ISTANBUL: Turkey voted in local elections on Sunday in a test for President Recep Tayyip Erdogan, with his ruling party fighting to keep hold of the country’s two key cities as an economic slowdown takes hold.
Erdogan and his Justice and Development Party (AKP) have won every vote since the party first came to power in 2002 but this time, analysts say, the party risks losing Turkey’s capital Ankara and even its economic hub Istanbul.
Sunday’s poll was the first municipal ballot since Turks approved constitutional reforms in 2017 to create an executive presidency that gave Erdogan wider powers after a decade and a half in office. But Erdogan, whose ability to win continuously at the ballot box is unparalleled in Turkish history, appears more vulnerable with the country’s economy in recession, unemployment up and inflation in double digits.
Voting closed at 1400 GMT in Sunday’s ballot, which was held mostly without incident, with the exception of the deaths of two men killed in a fight at a polling station in the east of Turkey.
Much of the AKP’s success has been down to his perceived economic prowess, but days before the vote, the Turkish lira was sliding again, provoking memories of the 2018 currency crisis that badly hurt Turkish households.
Erdogan, who began his own political career as Istanbul mayor, personally campaigned hard across Turkey, often with several rallies a day, even though he is not on the ballot.
Looking to galvanise his base among conservative Turks, the president cast the election as a matter of survival, attacking opposition candidates by branding them as linked to PKK Kurdish militants.
“The economy is terrible,” said Husnu Acar, 53, after voting in a school in Beylikduzu on the outskirts of Istanbul. “They are the ones with a survival problem,” he said of the AKP.

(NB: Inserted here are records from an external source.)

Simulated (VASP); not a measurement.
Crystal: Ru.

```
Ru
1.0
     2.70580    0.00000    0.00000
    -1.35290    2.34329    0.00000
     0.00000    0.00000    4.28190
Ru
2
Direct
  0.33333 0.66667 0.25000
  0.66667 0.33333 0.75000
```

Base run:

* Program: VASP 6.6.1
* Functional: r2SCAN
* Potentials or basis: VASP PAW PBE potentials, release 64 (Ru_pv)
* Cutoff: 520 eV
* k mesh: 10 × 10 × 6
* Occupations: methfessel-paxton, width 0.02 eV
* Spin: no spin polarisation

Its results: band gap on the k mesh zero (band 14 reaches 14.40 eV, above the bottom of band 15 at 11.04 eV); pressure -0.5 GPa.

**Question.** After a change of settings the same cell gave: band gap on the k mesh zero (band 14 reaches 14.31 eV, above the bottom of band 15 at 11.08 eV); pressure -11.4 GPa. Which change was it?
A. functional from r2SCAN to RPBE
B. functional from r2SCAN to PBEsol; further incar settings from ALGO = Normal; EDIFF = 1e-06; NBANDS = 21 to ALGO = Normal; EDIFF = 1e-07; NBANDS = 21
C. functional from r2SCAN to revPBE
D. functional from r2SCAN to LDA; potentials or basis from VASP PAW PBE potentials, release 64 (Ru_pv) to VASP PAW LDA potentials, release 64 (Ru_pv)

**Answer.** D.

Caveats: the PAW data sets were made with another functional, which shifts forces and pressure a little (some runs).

Voters are to elect scores of mayors, municipal councils and other local officials. Preliminary results are expected soon after polls close with official results released early in the week.
Two members of Saadet (Felicity), a religiously conservative party, were killed after an attack by an AKP candidate’s nephew in a polling station in Malatya, eastern Turkey, Saadet chairman Temel Karamollaoglu said on Twitter.
The two men, one of whom was also an election observer, died after a fight between two groups in Puturge district, private DHA news agency reported. The Malatya governorate said four individuals were detained.
Erdogan said the incident was “upsetting” after he voted in Istanbul, and he called Karamollaoglu shortly afterwards to offer his condolences, the presidency said.
For his supporters, Erdogan remains the strong leader they believe Turkey needs and they tout the country’s economic development over the 16 years he and the AKP have been in power. But rights activists and even Turkey’s Western allies say that under his leadership, democracy has been eroded, particularly after a failed 2016 coup that led to tens of thousands of people being arrested.
“The economy isn’t doing so good for sure, but I have confidence in our president and things will be better after the election,” said Koksal Karacan, a retiree voting in Istanbul’s Kasimpasa, where Erdogan grew up.
The vote will be the first time since 2002 that the AKP is fielding candidates with its alliance partner, the rightwing Nationalist Movement Party (MHP).
The opposition pro-Kurdish Peoples’ Democratic Party (HDP) has refused to field candidates in several cities, saying the elections are unfair. Some of its leaders have been jailed on terror charges, accusations they reject.